3. Rollins Band - LA Money Train (from the album Get Some Go Again)
So Henry Rollins dumped his old band, got a new one, recorded an album, and hid this little ditty as an unlisted track (#14) on the album. Most of the album is hard rock but this is a funk jam featuring Wayne Kramer (MC5) on guitar. Rollins is scene-stealing on the mic with some hilariously satirical spoken word material.
4. Queens of the Stone Age - Feel Good Haha of the Summer (from the album Songs for the Deaf)

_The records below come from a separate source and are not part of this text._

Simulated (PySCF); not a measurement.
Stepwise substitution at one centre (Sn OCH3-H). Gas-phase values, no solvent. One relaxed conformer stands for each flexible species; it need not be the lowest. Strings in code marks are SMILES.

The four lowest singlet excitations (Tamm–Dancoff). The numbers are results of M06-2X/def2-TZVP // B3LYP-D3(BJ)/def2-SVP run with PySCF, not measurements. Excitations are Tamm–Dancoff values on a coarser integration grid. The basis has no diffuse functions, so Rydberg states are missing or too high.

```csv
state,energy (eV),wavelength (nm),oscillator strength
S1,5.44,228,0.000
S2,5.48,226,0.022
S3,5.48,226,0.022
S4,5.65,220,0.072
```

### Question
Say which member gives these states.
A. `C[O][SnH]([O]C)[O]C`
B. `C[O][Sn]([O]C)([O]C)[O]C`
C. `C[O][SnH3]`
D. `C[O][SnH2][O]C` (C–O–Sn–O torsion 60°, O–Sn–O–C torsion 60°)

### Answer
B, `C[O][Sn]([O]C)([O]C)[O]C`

This (brilliant) album has all sorts of clever touches - most notably mock radio snippets featuring various musical personalities. But there's also two hidden tracks - firstly an assortment of random noises hidden in the pre-gap before track 1 (known as The Real Song for the Deaf), and secondly a reprise of Feel Good Hit of the Summer appears at 5:45 of track 13, after some silence. The thing about this reprise is that it replaces the vocals with laughter (hence why it's known as Feel Good Haha of the Summer). It sounds dumb but it is actually quite good fun.
5. Type O Negative - various
Admittedly none of the examples I'm about to describe are hidden tracks per se, but frankly it would be wrong to omit Type O Negative from any sort of list relating to amusing exploitation of the CD format. The emphasis being on amusing:
- Track 6 of Slow, Deep and Hard, entitled The Misinterpretation of Silence and its Disastrous Consequences is, in fact, silence and was designed to confuse listeners into thinking the CD was over. Or broken.
- Track 1 of October Rust, entitled Bad Ground, is 38 seconds of low frequency hum, which sounds like an ungrounded wire.
- Track 1 of World Coming Down, entitled Skip It, is 11 seconds of the sound of a CD skipping (again obviously designed to confuse first-time listeners!).
6. Nine Inch Nails - Physical (You're So) and Suck (from the Broken EP)
Hidden at tracks 98 and 99, after 6 songs and 91 silent 1-second tracks, are two covers. The first is a sludgy, fuzzy cover of Adam and the Ants, the second is a cover of a song Trent Reznor originally recorded with Pigface. The latter has actually been performed live on a number of occasions as well and appears on the And All That Could Have Been live CD/DVD.
7. Clutch - 05 / Gifted and Talented / David Rose (from the album The Elephant Riders)
Not content with the old trick of hiding a song on the last track after a bunch of silence, Clutch upped the ante by including one of three songs as a bonus track after The Dragonfly at 7:34. The three songs were 05, David Rose, and Gifted and Talented and which one you got depended on which pressing of the album you got. Unless you were in Japan in which case you got all three. Lucky Japanese. All damned good tracks too.
8. Korn - Twist (acapella) (from the album Life is Peachy)
Whilst I was never a huge Korn fan, I always had a soft spot for Twist, a glorious 51 seconds of gibberish over thumping bass and a typically eerie detuned guitar line. To his credit, Jonathan Davis is probably the only man who could pull this off. Anyway, there's also an acapella version hidden after some silence at the end of track 14. In this case, removing the instruments just makes the vocals sound even more mental.
9. Mastodon - Pendulous Skin (from the album Blood Mountain)
Track 12 of the album starts with the song Pendulous Skin, continues with 16 minutes of silence, and then at 21:25, we get this hilarious fan letter from none other than Josh Homme:
10. Deftones - Damone (from the album Around the Fur)
At first glance, closing track MX at 37:19 appears to be longer than the rest of the album put together. That is, however, because most of that is silence, with the bonus track Damone beginning at 32:35. It's a good song. I don't know if it's worth sitting through almost half an hour of silence for, though.
11. Stone Temple Pilots - My Second Album (from the album Purple)
Part song, mostly pisstake. There's some silence on track 11 after the final listed song, Kitchenware and Candybars, concludes, and then at 4:55 there is this cheesy lounge jazz number performed by Richard Peterson. Ironically, the song references the "12 gracious melodies" motif - which is also displayed on a cake on the album's back cover. Without this bonus song, there would of course only be 11 songs. Very funny ha ha.